Annie John follows Annie (whose name echoes that of her and the author’s hometown, Saint Johns) from the age of ten to seventeen and presents a series of losses, starting with her first encounters with death. In the second chapter, “The Circling Hand,” her mother begins to see Annie as a young lady and disallows the extraordinary closeness that the two of them had known. This distance finds a central image in the almost dead-looking circling hand with which her mother caresses Annie’s father when Annie catches a glimpse of them in bed. The animosity between Annie and her mother grows throughout the book, and finally, at the age of seventeen, Annie leaves Antigua for England. On the way to the jetty she passes all the places that have deep meaning for her, seeing “these places as if they were hanging in air,” much like the narrator’s experience at the end of “At the Bottom of the River.”
A Small Place is a personal and historical essay about Kincaid’s native home, Antigua. The poetical ear and eye of her fiction is still there but marked by rage, not only at the history of British domination, which she discusses, but also at the legacy of imperialism. This imperialism included a corrupt government (and a people who have learned to expect no better from government), the tradition of celebrating British royalty, and the nostalgia for the times when the British kept most of the island’s population enslaved or impoverished. The rage and helplessness the author feels are clearly fueled by her love for Antigua, and it is this strength of emotion that makes the essay finally effective, even while perhaps causing the rhetorical problems of which some reviewers have complained. This essay expands on the subject matter of Kincaid’s earlier books, establishing the political and historical canvas on which her sharp and personal images are painted.

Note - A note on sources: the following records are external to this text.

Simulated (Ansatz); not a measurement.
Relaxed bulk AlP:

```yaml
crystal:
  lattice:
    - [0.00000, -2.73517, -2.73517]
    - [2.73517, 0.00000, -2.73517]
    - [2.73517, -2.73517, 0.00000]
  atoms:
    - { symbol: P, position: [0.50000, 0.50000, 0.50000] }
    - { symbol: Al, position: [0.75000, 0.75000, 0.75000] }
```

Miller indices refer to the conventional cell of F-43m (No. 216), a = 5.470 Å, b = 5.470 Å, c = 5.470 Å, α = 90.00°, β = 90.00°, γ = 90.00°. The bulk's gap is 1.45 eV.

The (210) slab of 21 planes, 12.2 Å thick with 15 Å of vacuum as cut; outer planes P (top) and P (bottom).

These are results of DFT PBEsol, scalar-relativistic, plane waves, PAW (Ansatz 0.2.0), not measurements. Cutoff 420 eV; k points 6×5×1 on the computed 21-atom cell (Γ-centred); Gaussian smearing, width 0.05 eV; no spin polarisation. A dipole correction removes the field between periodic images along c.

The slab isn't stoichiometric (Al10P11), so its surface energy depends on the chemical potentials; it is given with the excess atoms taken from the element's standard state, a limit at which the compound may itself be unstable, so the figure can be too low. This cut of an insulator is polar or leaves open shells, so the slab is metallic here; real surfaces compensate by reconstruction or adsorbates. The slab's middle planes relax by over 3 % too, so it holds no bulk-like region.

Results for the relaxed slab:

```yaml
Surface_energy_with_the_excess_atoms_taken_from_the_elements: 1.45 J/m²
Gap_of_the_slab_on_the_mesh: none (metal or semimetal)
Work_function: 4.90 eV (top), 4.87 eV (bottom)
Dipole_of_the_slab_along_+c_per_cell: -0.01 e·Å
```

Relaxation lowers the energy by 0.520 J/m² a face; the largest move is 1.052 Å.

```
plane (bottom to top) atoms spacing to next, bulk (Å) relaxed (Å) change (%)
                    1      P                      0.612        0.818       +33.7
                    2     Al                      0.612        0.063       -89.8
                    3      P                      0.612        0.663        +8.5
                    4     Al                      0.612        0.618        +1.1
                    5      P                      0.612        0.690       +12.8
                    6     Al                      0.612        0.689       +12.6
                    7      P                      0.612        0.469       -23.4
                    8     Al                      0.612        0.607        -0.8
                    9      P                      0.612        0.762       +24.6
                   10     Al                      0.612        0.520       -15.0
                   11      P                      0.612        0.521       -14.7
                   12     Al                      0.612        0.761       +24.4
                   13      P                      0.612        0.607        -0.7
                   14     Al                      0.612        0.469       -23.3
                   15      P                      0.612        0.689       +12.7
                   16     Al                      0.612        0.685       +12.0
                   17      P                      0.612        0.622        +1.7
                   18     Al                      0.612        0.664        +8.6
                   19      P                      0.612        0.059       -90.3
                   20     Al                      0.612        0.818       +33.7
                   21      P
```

Annie, Gwen, Lilly, Pam, and Tulip continues Kincaid’s theme of maturing girlhood. A collaborative effort with Eric Fischl, the illustrator, Kincaid’s text is a lyrical dialogue of five girls as they journey toward adulthood. Although the theme remains familiar, the collaborative effort is Kincaid’s first. Fischl’s semiexpressionist illustrations enhance Kincaid’s text, and though the primary audience may be a youthful one, adults also enjoy the book.
In Lucy Kincaid presents a young woman whose worldview has been constructed by colonialism. Fiercely determined to define herself, Lucy moves from her island home to the United States, where she works as an au pair. It is easy to see Lucy as a continuation of Annie John’s story, but in an interview Kincaid has stated that she considers it a separate work with autonomous relevance that does not depend upon Annie John for meaning. “It’s a continuation,” she says, “only in the sense that it’s about my life and it’s the same life I’m writing about, but they [Lucy and Annie] were not meant to be the same person at all.” Returning to her political theme, Kincaid designates the nameless and genderless narrator in “Ovando” as an Arawak, a now extinct group of indigenous Caribbeans.
In The Autobiography of My Mother Kincaid changes an important constant in her work. Focusing not only on childhood and youth but also on a woman who achieves maturity, the novel expands the canvas on which she presents her personal and political images. The Autobiography of My Mother generates new and greater narrative complexity.
In the late 1990s, Kincaid began exploring the male experience, first in her memoir My Brother, a grim account of her brother Devon’s death of AIDS in 1996. The story Kincaid relates, however, shows her brother responding to the same familial psychodynamics that drive her fictionalized autobiographies of mother-daughter relations. Mr. Potter switches focus from maternal to paternal relationships, telling the story of the title character, an Antiguan chauffeur, and his fisherman father through the eyes of his writer daughter.
Kincaid explores the dissolution of a marriage, loss, motherhood, and time in her 2013 novel See Now Then, winner of the Before Columbus Foundation’s American Book Award in 2014. Mr. and Mrs. Sweet, the protagonists, are artists living in a small Vermont village with their two children. These and other details parallel Kincaid’s own experience of her marriage to Allen Shawn.